I’ll bet you or someone you know has taken an Improv class. I wouldn’t be surprised if they loved the experience to the point of becoming alt-evangelical.
“How was it?” you ask them. “Great,” “fun,” “amazing, “I learned a lot about myself.”
“Really?” you reply. “It sounds like Tony Robbins hosting a version of the TV show, Whose Line is It Anyway? Weren’t you afraid?”
Yes, they were afraid, or at least uncomfortable, but they did it anyway. And therein lies the secret to the enthusiastic and widespread appearance of Improv outside of its performance function.
Improv is fun, it’s simple (if not easy) and it’s useful for everyone in some part of their life. Plus everyone (so far) survives the experience…and often returns for more.
Why Improv? Why now?
There is a lot going on in our lives, much of it unnerving. Trying to define the emotional state we, collectively, are in I came across Wayne Goulet’s concept of “liminal space.”

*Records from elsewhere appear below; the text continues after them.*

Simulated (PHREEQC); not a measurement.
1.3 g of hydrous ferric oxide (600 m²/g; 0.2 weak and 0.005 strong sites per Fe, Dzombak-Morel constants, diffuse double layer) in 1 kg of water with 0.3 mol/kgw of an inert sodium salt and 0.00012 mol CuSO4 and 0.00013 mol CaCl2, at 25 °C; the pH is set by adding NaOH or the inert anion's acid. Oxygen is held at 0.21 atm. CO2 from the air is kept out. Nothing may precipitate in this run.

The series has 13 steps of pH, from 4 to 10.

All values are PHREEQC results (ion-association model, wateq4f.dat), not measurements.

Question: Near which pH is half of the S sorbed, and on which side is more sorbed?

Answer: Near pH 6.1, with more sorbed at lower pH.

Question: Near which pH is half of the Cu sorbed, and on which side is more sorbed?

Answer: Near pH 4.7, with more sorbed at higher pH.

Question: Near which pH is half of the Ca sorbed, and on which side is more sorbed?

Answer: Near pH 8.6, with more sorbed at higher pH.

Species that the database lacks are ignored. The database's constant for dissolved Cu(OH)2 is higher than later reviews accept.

Defined as “a term that applies to those uncertain times in our lives when we stand in the threshold between the ‘old’ which may no longer work and the ‘new’ which is not yet clear,” — it’s a perfect description of where we are on the evolutionary timeline.
Liminal space is also an accurate depiction of how Improv operates. Improvisers are constantly finding themselves on a threshold. In each game, what’s gone before in no way confirms what lies ahead, and with the outcome highly unpredictable, all individual control comes and goes. And there ain’t nothin’ you can about that.
All Improvisers can do is learn from their experiences. If Improv were a movie, it would be “Groundhog Day.”
The practices and mindset that arise from Improv training are applicable to all of us. The change in purpose has shifted from Improv as a product, as in the theater, to Improv as a process.
The product is not attainable by most of us; ALL of us can, however, apply the process. If Improv were a blood type, it would be Type O, unique in its composition and useful for everyone. Just like Improv.
What’s Next in Improv?
Until recently, the word “Improv” was usually connected to “Theater,” so it had no relevance to most of us except as entertainment. We looked, we laughed, we left.
The kind of Improv that is applicable to our daily lives and personal growth is known as Applied Improv. The premise is the skills that make Improv theater people successful are the same ones that make us all successful.
Desired and achievable Improv skills include thinking on our feet, dealing with reality, focusing on what’s important, the ability to disagree without dissolving into conflict, having fun, and being creative. It’s a growing field of practice around the world and popping up in all kinds of places and for all kinds of uses.
Like mindfulness, Applied Improv uses a skillset that is deceptively simple. Since it’s a skillset, it requires practice. Since it’s fun, it gets done.